Available at Amazon.
Reviewed by Ulysses Dietz
Member of The Paranormal Guild Review Team
Sue Brown is a good author. After this book, I’ve determined that I must go to Cornwall to see what it’s all about. How many books have I read set on the Cornish coast somewhere? It must be a magical place, not like its American equivalents, such as Cape Cod. I don’t think there is, emotionally, an American equivalent. Maybe the coast of Maine.
Gabriel Pennant is a graphic designer who lives in an isolated coastal village in Cornwall because his wife is a local. He and Jenny and their son Michael find complete happiness there, until a freak storm sweeps his wife and child away, leaving Gabriel irreparably broken, watching the sea from atop the cliff day after day, wondering if he shouldn’t just join his lost family in the waves below.
Then Gabriel spots a tiny white boat being tossed in the waves of another approaching storm and risks his life to rescue the young man he finds lying unconscious and half-drowned on its deck. It is this not-quite-magical event, the sea giving something back to a man from whom it has taken everything, that sets the narrative for the book. It’s a great set-up, made better by the vivid presence of Toby, Jenny’s twin brother, who is the town doctor, and the rescued man himself, known only as Sam because of his amnesia. Yeah, amnesia is such a classic romance trope, but used to great effect here.

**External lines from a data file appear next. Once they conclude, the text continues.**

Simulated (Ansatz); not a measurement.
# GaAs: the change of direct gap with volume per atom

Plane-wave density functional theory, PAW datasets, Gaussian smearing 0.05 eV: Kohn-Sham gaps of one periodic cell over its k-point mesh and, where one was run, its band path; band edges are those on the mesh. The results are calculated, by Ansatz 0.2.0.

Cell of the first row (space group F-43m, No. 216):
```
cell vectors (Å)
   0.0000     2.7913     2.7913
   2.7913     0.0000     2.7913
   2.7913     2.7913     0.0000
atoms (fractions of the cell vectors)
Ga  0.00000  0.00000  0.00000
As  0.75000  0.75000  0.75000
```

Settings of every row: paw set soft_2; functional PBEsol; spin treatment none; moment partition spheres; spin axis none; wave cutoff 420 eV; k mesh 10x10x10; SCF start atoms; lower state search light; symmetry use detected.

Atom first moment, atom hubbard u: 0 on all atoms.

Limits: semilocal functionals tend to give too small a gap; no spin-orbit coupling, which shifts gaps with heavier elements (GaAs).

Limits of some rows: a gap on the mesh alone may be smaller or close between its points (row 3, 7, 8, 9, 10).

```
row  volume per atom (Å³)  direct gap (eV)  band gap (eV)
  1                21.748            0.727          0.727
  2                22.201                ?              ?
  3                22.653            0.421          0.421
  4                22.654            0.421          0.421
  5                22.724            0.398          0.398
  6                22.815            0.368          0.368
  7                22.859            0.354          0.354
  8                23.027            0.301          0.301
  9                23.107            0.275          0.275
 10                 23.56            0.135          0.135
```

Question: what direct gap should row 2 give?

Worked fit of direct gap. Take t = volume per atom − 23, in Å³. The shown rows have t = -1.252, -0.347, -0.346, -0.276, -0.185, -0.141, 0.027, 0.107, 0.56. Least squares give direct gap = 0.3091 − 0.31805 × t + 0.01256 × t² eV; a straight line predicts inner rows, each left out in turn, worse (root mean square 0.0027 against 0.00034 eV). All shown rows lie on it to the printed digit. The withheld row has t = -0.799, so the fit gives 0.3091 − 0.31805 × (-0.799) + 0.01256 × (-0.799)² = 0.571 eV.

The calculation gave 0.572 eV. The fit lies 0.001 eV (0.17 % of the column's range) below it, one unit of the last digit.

Anyone who’s ever seen the UK television series “Doc Martin” knows something of village life on the Cornish coast. It is low-hanging fruit for a skilled novelist, especially if she can create characters that jump off the page and pull you into their fictional world. “Gabriel’s Storm” (and there’s a pun in there) is a perfect example of skill and setting used in a deft balance. It fulfills all its promises, yet also remains both plausible and fantastical at the same time.